Each IRA owner over age 70½ may give up to $100,000 per year in QCD gifts. The gifts are made to public charities for the general fund or a designated purpose. They may not be made to a donor advised fund, supporting organization or life income plan.
The QCD is not included in taxable income so there is no charitable deduction. It is simply a convenient way to support a favorite nonprofit. Many donors have made QCD gifts in past years and will choose to make the same IRA gift this year. In a year when the nation needs all of the services of the nonprofit community to help those in need, an IRA charitable rollover gift is an excellent way to help.

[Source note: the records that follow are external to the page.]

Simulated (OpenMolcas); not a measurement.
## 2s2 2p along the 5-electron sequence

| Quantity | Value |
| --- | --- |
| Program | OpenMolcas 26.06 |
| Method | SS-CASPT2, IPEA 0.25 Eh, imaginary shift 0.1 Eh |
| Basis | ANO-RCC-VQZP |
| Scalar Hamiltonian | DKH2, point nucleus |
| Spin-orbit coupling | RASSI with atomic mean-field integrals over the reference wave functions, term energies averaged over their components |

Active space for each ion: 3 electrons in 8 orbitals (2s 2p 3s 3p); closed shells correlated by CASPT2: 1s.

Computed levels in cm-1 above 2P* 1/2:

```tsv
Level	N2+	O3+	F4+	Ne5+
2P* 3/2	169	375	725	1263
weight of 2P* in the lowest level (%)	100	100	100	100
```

Bypass of Gain on Stock Gifts
In Jon Dickinson et ux. v. Commissioner; No. 9526-19; T.C. Memo. 2020-128, the Tax Court ruled that a charitable donation of stock bypassed capital gain, even though there was a pattern of redemptions.
Dickinson was the chief financial officer and a shareholder in Geosyntec Consultants, Inc. (GCI). The GCI Board authorized donations of GCI shares to Fidelity Investments Charitable Gift Fund (Fidelity), a qualified Section 501(c)(3) organization. The authorization from GCI acknowledged that Fidelity “has a donor advised fund program, which incorporates procedures requiring * * * [Fidelity] to immediately liquidate the donated stock.”
The stock donations were approved in years 2013, 2014 and 2015 by written minutes of the GCI Board meetings. After each stock gift, GCI confirmed in writing that Fidelity was the owner of the transferred shares. Taxpayer signed a letter of understanding (LOU) with Fidelity that stated the gifted stock was “exclusively owned and controlled by Fidelity.” Fidelity had full control over any subsequent sale of the stock and “is not and will not be under any obligation to redeem, sell, or otherwise transfer” the gifted shares.
Fidelity provided a letter that stated it had “exclusive legal control over the contributed assets.” Following the gifts, Fidelity promptly tendered the shares to GCI and received cash payments.
Taxpayers reported a deduction for the fair market value of the gifted shares. The IRS issued a notice of deficiency for the failure of taxpayer to pay the capital gains tax on the gifted shares. The IRS also assessed a penalty under Section 6662(a).
Taxpayers are permitted to deduct the fair market value of appreciated property gifts to charity. Reg. 1.170A–1(c)(1). Dickinson intended to benefit from the gift of appreciated property rather than a gift of cash proceeds.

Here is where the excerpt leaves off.